View Full Version : Reverberatory Furnace

02-26-2017, 07:20 PM
I have been researching the reverberatory furnace lately, and looking at various designs. My understanding of this type of furnace is that it produces a consistent heat on all sides of a boiling flask or retort body.

First, I'm curious if this is the correct definition.

Second, has anyone tried the "coffee can forge" as a reverberatory furnace? It's commonly used for metal-smithing, and I've seen some which are designed for refining gold and silver.

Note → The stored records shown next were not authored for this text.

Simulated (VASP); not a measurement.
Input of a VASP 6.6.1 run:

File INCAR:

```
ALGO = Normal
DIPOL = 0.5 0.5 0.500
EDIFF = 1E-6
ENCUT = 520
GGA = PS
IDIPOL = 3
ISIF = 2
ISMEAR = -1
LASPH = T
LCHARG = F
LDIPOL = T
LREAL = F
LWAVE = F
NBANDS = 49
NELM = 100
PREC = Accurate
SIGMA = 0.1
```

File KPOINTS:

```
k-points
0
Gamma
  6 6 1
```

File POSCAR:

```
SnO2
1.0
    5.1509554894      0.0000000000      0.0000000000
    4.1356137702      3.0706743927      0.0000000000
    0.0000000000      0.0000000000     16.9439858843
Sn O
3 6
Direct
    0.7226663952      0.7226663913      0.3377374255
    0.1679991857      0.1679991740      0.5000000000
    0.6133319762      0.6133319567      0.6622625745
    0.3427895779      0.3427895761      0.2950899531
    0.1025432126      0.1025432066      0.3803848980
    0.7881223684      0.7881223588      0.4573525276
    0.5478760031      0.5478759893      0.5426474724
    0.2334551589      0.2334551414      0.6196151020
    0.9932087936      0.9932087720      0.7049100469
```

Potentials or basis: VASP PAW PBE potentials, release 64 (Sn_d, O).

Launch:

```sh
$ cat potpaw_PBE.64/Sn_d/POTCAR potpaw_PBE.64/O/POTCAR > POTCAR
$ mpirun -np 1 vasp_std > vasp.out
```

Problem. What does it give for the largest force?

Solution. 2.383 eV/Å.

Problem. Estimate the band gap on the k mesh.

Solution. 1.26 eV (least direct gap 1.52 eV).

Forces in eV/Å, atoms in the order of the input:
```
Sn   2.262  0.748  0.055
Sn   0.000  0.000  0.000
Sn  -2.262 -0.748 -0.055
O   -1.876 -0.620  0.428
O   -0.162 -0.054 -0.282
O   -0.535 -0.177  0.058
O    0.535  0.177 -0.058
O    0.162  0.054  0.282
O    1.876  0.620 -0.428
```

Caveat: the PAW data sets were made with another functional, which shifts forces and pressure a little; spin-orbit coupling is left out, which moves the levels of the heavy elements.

The image is what I have in mind for the basic design/structure, but I would make a few adjustments. Thicker walls, a lid for the flask neck, and maybe a second fuel source if the furnace heats unevenly.

02-26-2017, 07:55 PM
I've got a lot of experience with these improvised furnaces, they are the ones I use the most. I make them out of steel cans of several sizes (the biggest one was made out of one of those large steel garbage cans that are still used in many houses; the smallest one was out of a large can of split peas.) They are usually employed for experiments involving high temperatures with crucibles or cementing pots, but they certainly can be adapted to work with distillation flasks/bottles. Just be careful with the heat regulation or the glass will melt. It is better to do like the old-timers did and apply a generous coat of a refractory paste on the part of the glass vessels that are going to be exposed to the intense heat, that way if the glass actually melts, the refractory coating will hold it and prevent it from falling to the bottom of the furnace, thus making a mess of it, which will have to be repaired.

02-26-2017, 08:51 PM
In the reverbatory funace, the fire exhaust gases come in contact with the substance being calcined. This may play an important role for some operations.

02-26-2017, 09:07 PM
Interesting, Mr. theFool. I'll have to consider that for the calcinations. Maybe I can set it up to take multiple fuel sources -- propane and charcoal with a blower instead of a torch head... thanks

02-26-2017, 11:09 PM
Just be careful with the heat regulation or the glass will melt.

This is something I hadn't considered. Thanks.